Thursday, November 6, 2014

Eric Huebner discusses Doug Fitch's "How Did We…?"


Doug Fitch

Internationally renowned producer, designer, artist, and choreographer Doug Fitch has been in residency at UB as the first ever WBFO Visiting Professor.  Fitch is working with with UB students, staff, and faculty in the Theatre and Music departments to produce an elaborate and surreal new theatre work called How Did We…?.  The project will be performed on November 13, 14, and 15th at 7:30pm in the CFA Drama Theater.

Fitch is well known in the contemporary music world for directing the New York premiere of György Ligeti's absurdist opera, Le Grand Macabre, with the New York Philharmonic in 2010.  Fitch, along with his production company, Giants are Small, has also directed productions of Janáček's The Cunning Little Vixen (NY Philharmonic), Prokofiev's Peter and the Wolf (LA Philharmonic), Puccini's Turandot (Santa Fe Opera), in addition to works by Carter, Stravinsky, Weill, Hindemith, and Thomson.  Beginning in his family's touring puppet theatre and going on to team up with the likes of Peter Sellars (Der Ring des Nibelungen), Robert Wilson (The Civil Wars), and Jim Henson (The Muppets), Fitch is no stranger to collaboration, and excels at bringing diverse artists together to create great works that are far more than sums of parts.

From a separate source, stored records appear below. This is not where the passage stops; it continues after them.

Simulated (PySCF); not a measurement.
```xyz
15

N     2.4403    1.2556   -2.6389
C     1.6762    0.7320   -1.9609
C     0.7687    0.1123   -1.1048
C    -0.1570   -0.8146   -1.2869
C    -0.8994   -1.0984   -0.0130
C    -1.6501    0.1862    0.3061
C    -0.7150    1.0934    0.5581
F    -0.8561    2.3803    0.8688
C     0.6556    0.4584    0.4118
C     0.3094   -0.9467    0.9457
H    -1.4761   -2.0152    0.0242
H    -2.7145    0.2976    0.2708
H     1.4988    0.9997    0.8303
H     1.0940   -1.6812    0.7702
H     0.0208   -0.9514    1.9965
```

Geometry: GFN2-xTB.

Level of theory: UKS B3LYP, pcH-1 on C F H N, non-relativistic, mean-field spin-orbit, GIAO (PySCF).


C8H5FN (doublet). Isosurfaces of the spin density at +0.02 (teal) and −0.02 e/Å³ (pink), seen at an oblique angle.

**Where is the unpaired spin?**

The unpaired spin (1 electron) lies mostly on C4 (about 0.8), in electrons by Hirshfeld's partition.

How Did We…?, Fitch's production at UB, has been described as an "opera of images."  A recent press release describes the (seemingly indescribable) work:
The show features odd characters, giant ships passing in the night, digital people-surfing, a “Ballet of the Sensory Organs,” water drumming (in which drum chambers are filled with varying amounts of water to create unique sounds), a jungle of social media, high tea, dancing Tibetan Buddhist icons and much more.
The performance will be supported with live music by composers Alfred Schnittke, David Felder, Paul Moravec, Doug Cuomo, Su Lee, Franz Schubert and Frederick Chopin performed by UB’s Slee Sinfonietta, a Balkan banda and an onstage string quintet.
Eric Huebner, world-renowned pianist and member of the Music Deptartment faculty, has worked with Fitch before, playing in the NY Phil's performance of Le Grande Macabre.  Huebner—who is also the coordinator of the June in Buffalo Performance Institute—is playing a big part in the production of How Did We…? acting as the project's music director.  I had a chance to interview him about the work, and his insights only made me more excited about seeing the production!

Eric Huebner
How did this project come together? How many departments and students are collaborating on it?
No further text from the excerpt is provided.